Save Our Teen Drivers

Advocating for driver's education changes. Educating the public on the problem. Finding a solution that saves lives.

Posts Tagged ‘distractions’

Teen driving laws aren’t enough to save lives

Posted by lapearce on February 7, 2010

Teen driver was following all teen driving laws when he struck a school bus last Tuesday, killing his sister

At any given time in this country there is a state considering a new teen driving law. Most of these laws restrict what teen drivers can do with the intent of protecting the new drivers. Of course, many teens and parents see these laws as discriminating or “unfair” to “safe” drivers. While I would prefer that state governments took their focus off of driving laws and instead focused their time, money and resources on driver’s education, all of the restrictions they pass are aimed at saving lives, not singling out new drivers.

Take for example Florida’s current attempt to ban new driver’s from carrying passengers. This seems to be the law that has the most resistance from teens and parents. Parents take advantage of their child’s new mobility to have them shuttle around friends, siblings, teammates, etc or be the ones being shuttled around– paying them back for sixteen years of being a taxi driver for their kids. Teens, on the other hand, love to ride with their friends and don’t like giving up this privilege.

One girl interviewed for the Florida law said she felt the law was unfair for responsible teens. The problem here isn’t responsibility, it’s a lack of knowledge, experience and attention plus peer pressure. Even the best drivers can be distracted by other people in the car– I can still be after years of driving– and when you lack experience it can be deadly. Teens are much more likely to crash when they have friends in the car and they are also more likely to drive dangerously.
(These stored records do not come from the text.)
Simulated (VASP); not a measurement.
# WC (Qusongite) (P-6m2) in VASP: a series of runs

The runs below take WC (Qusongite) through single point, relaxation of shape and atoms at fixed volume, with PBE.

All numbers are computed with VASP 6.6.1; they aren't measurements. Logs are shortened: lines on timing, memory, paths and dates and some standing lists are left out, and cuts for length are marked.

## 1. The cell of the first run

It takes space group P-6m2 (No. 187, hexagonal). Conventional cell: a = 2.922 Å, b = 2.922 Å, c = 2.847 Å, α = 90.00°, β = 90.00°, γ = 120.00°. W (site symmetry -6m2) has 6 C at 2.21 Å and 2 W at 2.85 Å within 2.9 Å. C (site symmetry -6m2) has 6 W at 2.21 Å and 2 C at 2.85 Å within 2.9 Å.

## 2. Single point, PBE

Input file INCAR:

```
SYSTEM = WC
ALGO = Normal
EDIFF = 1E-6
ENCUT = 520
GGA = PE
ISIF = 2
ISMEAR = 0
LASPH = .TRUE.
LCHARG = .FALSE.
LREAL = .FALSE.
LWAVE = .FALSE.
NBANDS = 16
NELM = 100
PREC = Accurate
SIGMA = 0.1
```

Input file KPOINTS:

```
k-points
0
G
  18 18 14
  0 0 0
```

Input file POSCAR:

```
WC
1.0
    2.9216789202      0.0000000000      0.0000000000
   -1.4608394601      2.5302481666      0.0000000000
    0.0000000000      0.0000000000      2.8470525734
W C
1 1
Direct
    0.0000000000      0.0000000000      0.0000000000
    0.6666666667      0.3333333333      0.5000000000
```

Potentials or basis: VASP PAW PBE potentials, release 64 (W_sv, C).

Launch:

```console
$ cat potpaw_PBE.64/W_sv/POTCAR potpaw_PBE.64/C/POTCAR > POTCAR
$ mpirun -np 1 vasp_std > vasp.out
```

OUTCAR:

Because of peer pressure teens are less likely to buckle up when they have other teen passengers. I guess it isn’t cool to save your own hide in a crash. They are also more likely to speed and drive aggressively as they show off their driving skills to their un-belted friends and younger siblings.

However, we can’t rely on laws to solve this problem. Police consistently report that it is difficult to enforce passenger laws. You can’t tell by looking at a driver whether or not they’ve been driving for a month or a year, or whether their passenger is a sibling or a friend. Because of that, most new drivers are cited only if they are pulled over for breaking another law. The solution to this problem isn’t laws, its through the knowledge and enforcement of parents.

No matter how convenient it is to have your teen play taxi driver for his/her friends and no matter how convenient it is to have your teen get a ride from another teen driver, as parents you have to know when to say no. Use common sense: don’t let your teen have passengers if they are new to driving and don’t let him/her ride with anyone who hasn’t had their license for at least six months (preferably a year). Take time into consideration as well, don’t let your child drive/ride in a car late at night when there are more drunks on the road and the driver is likely fatigued.

Also, learn about the friend your teen is getting a ride with. Do they have any tickets? Have they been in a crash? Are they responsible drivers? Talk to your teen about peer pressure, using a seat belt and encourage them to speak up if the driver is being irresponsible. Set an agreement with your child that if they don’t feel safe with a driver that you will pick them up– no matter where they are.

Even if teenagers are following the laws of the state it doesn’t mean they are immune from a crash. Last week a fifteen-year-old girl was killed in Colorado when her sixteen-year-old brother pulled his car in front of a school bus. It was legal for the boy to transport his sister and the fourteen-year-old neighbor also in the car, but for what ever reason– whether it be distraction, not seeing the bus or fog on the window during the cold morning, passenger restriction laws were not enough to save a life.

I’ve heard many parents say that they won’t let their teen ride with any teen driver who hasn’t taken a defensive driving course. This is an excellent idea that I completely support. Education is the key here. You can’t overcome many of the challenges of age and experience that teen drivers face, but you can significantly increase their chances of survival through a defensive driving/accident avoidance course. These classes show teens the dangers on the road, what distractions do to their reaction time and their driving abilities and the abilities of their cars– where are often times grossly over estimated by new drivers. No law can make up for experience.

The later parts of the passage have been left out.